Pritzker Prize-winning architect and Eero Saarinen protégé Kevin Roche has passed away aged 96, leaving behind a "formidable body of work" including New York's Metropolitan Museum of Art and The Ford Foundation headquarters.
The Dublin-born modernist architect – one of the first recipients of the Pritzker Prize – died Friday 1 March 2019 aged 96 at his home in Guilford, Connecticut.
His portfolio encompasses eight museums, 38 institutional and corporate headquarters, seven research laboratories, as well as performing arts centers, theatre and campus buildings for universities.
Roche kicked-off career with Eero Saarinen
After studying under modernist architect Mies van der Rohe at the Illinois Institute of Technology, Roche kicked off his career in postwar America at the Detroit office of neo-futurist architect Eero Saarinen.
Starting at the practice in 1950, he was promoted to principal design associate and worked closely with the Finnish-American on a number of US projects up until 1961, when Saarinen passed away. Roche was left in charge of the practice with his future partner, John Dinkeloo, and Joseph Lacy.
The trio completed 12 of Saarinen's projects, including JFK's TWA Flight Center, Dulles International Airport Terminal, the St Louis Arch, and the Deere and Company Headquarters.
Roche and Dinkeloo later established Kevin Roche John Dinkeloo and Associates as a successor to Saarinen's studio. The Connecticut firm – which landed The Oakland Museum of Art in California as its first commission – completed several major works in New York City, such as the Central Park Zoo, the 60 Wall Street skyscraper and an extension to the Jewish Museum.
Major works in New York include The Met masterplan and new galleries
Among the most well-known is its masterplan for The Met. Initiated in 1967, the project involved redesigning the museum to include the famed terraced steps and adding a series of new galleries. These include the glazed Sackler Wing for the Temple of Dendur – which provided the backdrop to a recent Chanel fashion show – the Michael C Rockefeller Wing, and the Andre Meyer Galleries above.
The additions – of which there is also the new American Wing and the Wallace Galleries for Twentieth Century Art – are celebrated for complementing the existing details of the museum's original beaux-arts building with high spaces and plenty of glazing.
Also in New York, Roche's firm completed The Ford Foundation in 1968. The L-shaped building wraps around large tree-filled atrium, to offer an early example of the indoor public spaces in Manhattan offices.
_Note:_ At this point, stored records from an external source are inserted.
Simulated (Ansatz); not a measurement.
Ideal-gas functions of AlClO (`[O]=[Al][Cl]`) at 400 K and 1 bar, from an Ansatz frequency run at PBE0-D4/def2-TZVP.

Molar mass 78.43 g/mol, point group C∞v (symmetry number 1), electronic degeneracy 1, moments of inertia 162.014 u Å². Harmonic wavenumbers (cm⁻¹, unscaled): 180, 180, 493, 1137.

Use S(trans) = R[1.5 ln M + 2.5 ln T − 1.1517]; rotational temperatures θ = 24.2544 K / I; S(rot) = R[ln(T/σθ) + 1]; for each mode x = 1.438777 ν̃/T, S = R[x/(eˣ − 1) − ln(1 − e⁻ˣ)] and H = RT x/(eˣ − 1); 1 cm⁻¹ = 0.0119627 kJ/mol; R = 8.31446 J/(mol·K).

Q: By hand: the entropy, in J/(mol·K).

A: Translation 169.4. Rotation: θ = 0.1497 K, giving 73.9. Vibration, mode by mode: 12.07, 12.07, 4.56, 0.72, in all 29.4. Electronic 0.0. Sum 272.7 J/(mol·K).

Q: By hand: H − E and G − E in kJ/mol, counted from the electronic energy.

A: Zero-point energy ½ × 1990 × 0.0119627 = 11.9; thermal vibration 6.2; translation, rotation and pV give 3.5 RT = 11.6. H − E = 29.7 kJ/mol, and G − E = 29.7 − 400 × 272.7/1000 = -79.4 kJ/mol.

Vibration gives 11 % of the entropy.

Roche received Pritzker Prize in 1982
Roche received the Pritzker Prize in 1982 following these accomplishments, with the jury commending his "formidable body of work".
"In this mercurial age, when our fashions swing overnight from the severe to the ornate, from contempt for the past to nostalgia for imagined times that never were," said the jury's citation at the time. "Kevin Roche's formidable body of work sometimes intersects fashion, sometimes lags fashion, and more often makes fashion."
Following his death, a number of architects and designers have paid tribute to the modernist architect, including the founder of US firm wHY Kulapat Yantrasast.
"Kevin Roche, in my view, truly balanced the clear abstract and geometrical legacy of modern architecture with subtle, human-focused planning and detailing," he told Dezeen. "Bravo to the humanistic thread of modern architecture that he perfected."
Roche "deserves more public recognition"
Yantrasast, who is currently working on an update to Roche's Micheal C Rockefeller Wing at The Met, described the late architect as one his "reallifeheroes" in an Instagram post dated 29 May 2017, adding that "even with a Pritzker I still think he deserves more public recognition".
Pentagram designer Michael Beirut also took to social media to complement Roche following his passing. He commended the architect's presentation of the original design for The Ford Foundation as "one of the most persuasive and revolutionary things I've ever seen" in a tweet.
Roche received a number of accolades during his career: the Academie d'Architecture Grand Gold Medal in 1977, the Gold Medal for Architecture from the American Academy of Arts and Letters in 1990; and the American Institute of Architects' Gold Medal in 1993.
Other highlights from his career is the modernist Knights of Columbus Building in New Haven, Connecticut – which features four chunky brick columns at its corners – and the three triangular office buildings, known as The Pyramids, in Indianapolis.
"To build well is an act of peace," says Roche
His architecture often featured a variety of different materials, like masonry, glass and Corten – its use at the Deere and Company Headquarters was one of the first architectural applications. While his approach was influenced by modernism, it is typically regarded as difficult to define. Roche, however, aimed to sum it up in his Pritzker Prize acceptance speech:
"We should, all of us, bend our will to create a civilisation in which we can live at peace with nature and each other," he said. "To build well is an act of peace. Let us hope that it will not be in vain."
Born 14 June 1922 in Dublin, Ireland, Roche began his architectural studies at the School of Architecture at University College Dublin in 1940. While studying, he designed the cheese warehouse and the piggeries for the Creameries in Mitchelstown – a small town in County Cork where his family lived.
After graduating, he worked for Dublin-based architect Michael Scott and then London's Maxwell Fry, before moving to the United States in 1948 to study the postgraduate course at the Illinois Institute of Technology.
Roche continued work up until his death, with his final project, the Capitol Crossing development in Washington DC, slated for completion this year.